Installer wizard for GuixSD

A program that can be bundled with a bootable image which provides an "installer wizard" for the Guix System Distribution. This would walk users through partitioning, setting up users, etc, then set up the disk appropriately, write out the proper Guix system description file, and use it to build the first bootable version of the system.

This could use ncurses or maybe even some graphical toolkit.

Possible mentors:


Packages for foreign distributions

Packages for the guix package manager for Debian/Ubuntu, Fedora/Red Hat/CentOS, etc, to help users of these GNU/Linux distributions come up to speed with Guix much faster. Work to build these packages from within Guix (similar to how we build the "Guix from tarball" install medium). Build a Guix API for the building of Debian and etc packages.

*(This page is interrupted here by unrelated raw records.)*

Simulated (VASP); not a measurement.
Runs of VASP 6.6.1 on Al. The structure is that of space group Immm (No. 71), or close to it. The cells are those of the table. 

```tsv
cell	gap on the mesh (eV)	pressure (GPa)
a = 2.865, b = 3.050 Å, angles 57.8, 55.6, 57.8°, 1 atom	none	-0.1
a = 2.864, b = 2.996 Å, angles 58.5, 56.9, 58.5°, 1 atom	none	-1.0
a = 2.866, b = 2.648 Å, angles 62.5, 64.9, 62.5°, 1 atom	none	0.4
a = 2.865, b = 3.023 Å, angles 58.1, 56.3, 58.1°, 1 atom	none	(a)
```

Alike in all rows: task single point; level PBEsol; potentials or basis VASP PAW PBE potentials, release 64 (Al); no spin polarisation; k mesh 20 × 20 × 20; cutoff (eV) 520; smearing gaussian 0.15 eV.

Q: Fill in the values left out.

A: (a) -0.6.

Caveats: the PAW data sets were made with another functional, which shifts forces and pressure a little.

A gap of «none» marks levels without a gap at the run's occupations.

 There is (used to be?) something in Nixpkgs that produces a derivation to build stuff in a Debian VM, build the .deb with CheckInstall, and return that .deb as the derivation’s output.  Something like this is definitely programming, and possibly fun as well.  :-)  -- Ludovic Courtès

Explore hosting "PPA" type resources within Guix's own resources, and work with upstream distributions to explore likelihood of Guix being packaged within those distributions.

Possible mentors:


Graphical package / system manager =

Provide a GUI (ncurses, gtk, or something) for installing, upgrading, and rolling back a user's profile. Do the same for the system profile, and provide a way to configure the system.

Possible mentors:


Arm64 port

Port Guix to Arm64!

Possible mentors:

Guile based build-tool

Guile-based build tool for advanced software developers who do not want to deal with the complexity of multi-platform deployment and dependency hell. By default runs inside the GNU Guix build system and effectively replaces the likes of autotools, cmake, etc.

Build tools such as automake and cmake are complex beasts. What they try to do is target multiple build environments by generating make files using a complex list of string expansions. Complexity, in general, means hard to understand, change and maintain. The bad thing is that almost every software project has to deal with this complexity to make the software deployable.

What is wrong with these build tools? In short:

1. Complex - and therefore hard to understand and maintain

2. Simplistic language - simple string expansion systems are not nice and not DRY

3. Race conditions - make's time stamps are not suitable for building across servers

4. Different combinations of options are badly handled.

5. No intermediate representation

Alternatives, such as Java ant, Scala sbt, and Ruby rake, try to resolve similar issues but are specialised for their environments. Here we have a *fresh* start of a build tool which should ultimately be able to run complex workflows on multiple servers and make use of opportunistic execution, i.e. jobs may be distributed multiple times and the first one that comes back wins.

We primarily targets GNU Guix because Guix already solves the complexity of handling dependencies and software deployment. This simplifies things dramatically because the build system does not have to deal with platform or architecture targets. Even so, in time, we can target out of GNU Guix builds.